The void*null signals “allocate local memory”, not “pass a pointer”.

Two-Phase Strategy

// Phase 1: GPU reduces N elements → numGroups partial sums
int numGroups  = (N + LocalSize - 1) / LocalSize;   // = ceil(N / LocalSize)
int globalSize = numGroups * LocalSize;              // rounded up
 
unsafe
{
    nuint gs = (nuint)globalSize;
    nuint ls = (nuint)LocalSize;
    cl.EnqueueNdrangeKernel(queue, kernel, 1u, (nuint*)null, &gs, &ls,
                            0u, (nint*)null, out nint _);
    cl.Finish(queue);
}
 
// Phase 2: CPU sums the small partials array (numGroups is small)
float[] partials = new float[numGroups];
// ... download partials ...
double gpuSum = 0;
for (int i = 0; i < numGroups; i++) gpuSum += partials[i];

For N=4,194,304 and LocalSize=256: numGroups = 16,384 partial sums on GPU, then 16,384 additions on CPU (trivial).

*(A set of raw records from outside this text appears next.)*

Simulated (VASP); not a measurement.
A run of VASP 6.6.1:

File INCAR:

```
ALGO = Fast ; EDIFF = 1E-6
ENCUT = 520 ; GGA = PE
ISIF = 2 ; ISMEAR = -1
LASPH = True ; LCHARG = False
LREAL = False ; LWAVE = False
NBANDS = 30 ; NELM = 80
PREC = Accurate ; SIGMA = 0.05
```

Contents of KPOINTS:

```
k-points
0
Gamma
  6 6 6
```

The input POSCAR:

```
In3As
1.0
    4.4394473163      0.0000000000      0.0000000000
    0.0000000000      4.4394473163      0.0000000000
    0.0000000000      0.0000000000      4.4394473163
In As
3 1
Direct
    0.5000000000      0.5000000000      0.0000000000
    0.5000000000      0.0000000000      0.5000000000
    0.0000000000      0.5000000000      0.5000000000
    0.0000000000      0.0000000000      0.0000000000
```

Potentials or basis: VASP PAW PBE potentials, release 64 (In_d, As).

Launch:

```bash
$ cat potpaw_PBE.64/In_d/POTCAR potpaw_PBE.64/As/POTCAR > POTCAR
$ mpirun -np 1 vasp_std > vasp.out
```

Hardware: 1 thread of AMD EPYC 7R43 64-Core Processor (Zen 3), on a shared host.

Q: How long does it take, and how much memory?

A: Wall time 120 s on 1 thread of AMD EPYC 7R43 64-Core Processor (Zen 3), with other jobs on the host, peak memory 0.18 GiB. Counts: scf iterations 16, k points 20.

barrier() — The Synchronisation Wall

graph LR
    subgraph "Without barrier (WRONG)"
        A1["Item 0 writes scratch[0]"] --> C1["Item 0 reads scratch[4]\n(might be old!)"]
        B1["Item 4 writes scratch[4]"] --> C1
    end

    subgraph "With barrier (CORRECT)"
        A2["Item 0 writes scratch[0]"]
        B2["Item 4 writes scratch[4]"]
        A2 --> BAR["barrier(CLK_LOCAL_MEM_FENCE)\nAll items stop here until all writes complete"]
        B2 --> BAR
        BAR --> C2["Item 0 reads scratch[4]\n(guaranteed fresh)"]
    end

barrier ensures memory consistency within a work group. It does not work across work groups — that’s why we need the CPU phase.


Sample 06 — Tiled Matrix Multiplication

Repository: OpenCL-Samples on Github File: 06_MatrixMultiply_Tiled/Program.cs
Goal: Dramatically accelerate matrix multiplication by loading tiles into local memory.

New concepts: Tiling strategy, collaborative data loading, memory access coalescing.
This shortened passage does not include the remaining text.